Nutrition "Summertime Blues" for Thousands of Minnesota Kids

July 25, 2007

A new report from the Food Research and Action Center finds about 26,000 Minnesota kids are participating in summer nutrition programs, which is fewer than half of those eligible. Barbara Thell with Minnesota FoodShare says that puts us in 36th place nationally -- nothing to be proud of.

"It's disturbing because in the summertime, we also see food shelves throughout the state receive a lot of requests for extra food because the children are not receiving school meals."

The report finds only 13 percent of low income Minnesota children have access to summer meal programs. She notes that, while Minnesota food shelves can help make up some of the summer vacation school meal gap, demand is increasing, and they're struggling to keep up.

Thell believes that part of the reason for the lack of summer meals programs is bureaucracy.

"Several years ago, legislators in D.C. worked on a 'simplified option,' which would reduce paperwork for those people who want to sponsor summer lunch programs. There are about 20 states in that program now. And, the House has just introduced legislation that would make all states a 'simplified summer state.' That would include Minnesota."

She adds that states with a "simplified" process for setting up summer meals programs have seen participation increase. And, if Minnesota were included, it would bring three million dollars yearly into the state to help provide nutrition to low-income kids.
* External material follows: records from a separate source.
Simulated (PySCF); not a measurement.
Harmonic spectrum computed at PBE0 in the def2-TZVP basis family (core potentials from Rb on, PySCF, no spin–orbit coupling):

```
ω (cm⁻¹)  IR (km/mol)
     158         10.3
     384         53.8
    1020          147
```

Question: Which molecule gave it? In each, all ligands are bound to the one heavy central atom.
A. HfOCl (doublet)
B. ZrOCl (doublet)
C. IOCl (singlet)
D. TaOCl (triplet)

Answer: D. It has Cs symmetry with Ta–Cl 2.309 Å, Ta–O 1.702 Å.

Thell emphasizes that kids' health and well-being are at stake.

"We have reports throughout the state of even teenagers or pre-teens who are normal weight, losing weight throughout the summer and coming back to school underweight. It just is not good because their developmental needs are not met, and they start the school year out behind. It's very, very important that they have proper nutrition in order to learn, to pay attention in school and not be disruptive."